The man accused of the brutal murder of UCLA student Brianna Kupfer appeared in court on Wednesday
Brianna Kupfer, 24, was killed in January 2022 at the upscale Los Angeles furniture store where she worked by Shawn Laval Smith, now 34. In Los Angeles Superior Court, prosecutors played a harrowing audio recording of the murder, capturing Kupfer’s desperate pleas as she was fatally attacked.
The trial, overseen by Judge Mildred Escobedo, saw intense moments as the Los Angeles Deputy District Attorney presented the alleged murder weapon—a knife and its sheath—for the jury’s review.
Photos from the courtroom show Smith in a striped button-down shirt and cloth mask, seated beside his defense attorney. He listened to witness testimonies as prosecutors outlined their case.
Prosecutors argued that Smith targeted Kupfer, a “vulnerable woman who was alone and secluded.” They revealed that Smith had recorded himself expressing a desire to “kill women” just 18 days before the attack.
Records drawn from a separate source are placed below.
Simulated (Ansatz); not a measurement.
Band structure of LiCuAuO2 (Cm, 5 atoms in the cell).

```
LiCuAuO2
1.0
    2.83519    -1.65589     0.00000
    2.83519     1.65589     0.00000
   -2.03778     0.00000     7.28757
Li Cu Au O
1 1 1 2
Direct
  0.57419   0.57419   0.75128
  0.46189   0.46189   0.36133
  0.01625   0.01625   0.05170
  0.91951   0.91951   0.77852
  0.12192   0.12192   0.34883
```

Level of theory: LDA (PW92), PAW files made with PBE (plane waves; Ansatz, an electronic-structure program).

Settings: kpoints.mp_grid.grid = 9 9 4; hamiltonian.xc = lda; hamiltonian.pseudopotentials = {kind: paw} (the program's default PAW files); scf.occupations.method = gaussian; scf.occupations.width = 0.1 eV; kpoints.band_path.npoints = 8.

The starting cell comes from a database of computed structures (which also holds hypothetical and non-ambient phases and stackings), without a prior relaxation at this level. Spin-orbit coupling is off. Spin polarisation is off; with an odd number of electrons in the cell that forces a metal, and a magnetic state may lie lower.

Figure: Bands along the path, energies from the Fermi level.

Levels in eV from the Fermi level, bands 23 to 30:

“Just 18 days before he found and slaughtered Brianna, the defendant recorded himself talking about the most vile, disgusting and grotesque thoughts about women,” Los Angeles County prosecutor Habib Balian said in court. “The defendant, pretending to be a customer, lured her into a sense of security and safety and vulnerability, even went outside, pretending to call his girlfriend.”
Balian described the scene at the Croft House store, stating, “Brianna Kupfer, lying on the floor in the Croft House covered in her own blood, smear marks of blood surrounding her.”
“He’s telling her, ‘It’s over [expletive],'” Balian added, referring to Kupfer’s final words where she pleaded, “I can help you.”
Kupfer, a UCLA graduate student, was alone at the Croft House store on La Brea when she was attacked. Minutes before the murder, she had texted a friend about a man in the store giving her a “bad vibe.”
Smith, 31 at the time, was apprehended in Pasadena the day after police identified him as the primary suspect. He was found about 15 miles from the crime scene, with a pedestrian’s tip leading to his arrest at a bus stop near Fair Oaks and Colorado Boulevard.
Smith, who has a lengthy criminal history across multiple states, was out on bail for a separate violent crime at the time of Kupfer’s murder. He had previously been charged with firing a weapon at an occupied vehicle in Charleston, South Carolina, in 2019, and was free on a $50,000 bond when the murder occurred.
Smith’s prior offenses include a 2017 conviction in San Diego for carrying a concealed dagger and brandishing a deadly weapon. He was sentenced to three years probation and fined $400.
If convicted, Smith faces life in prison without the possibility of parole.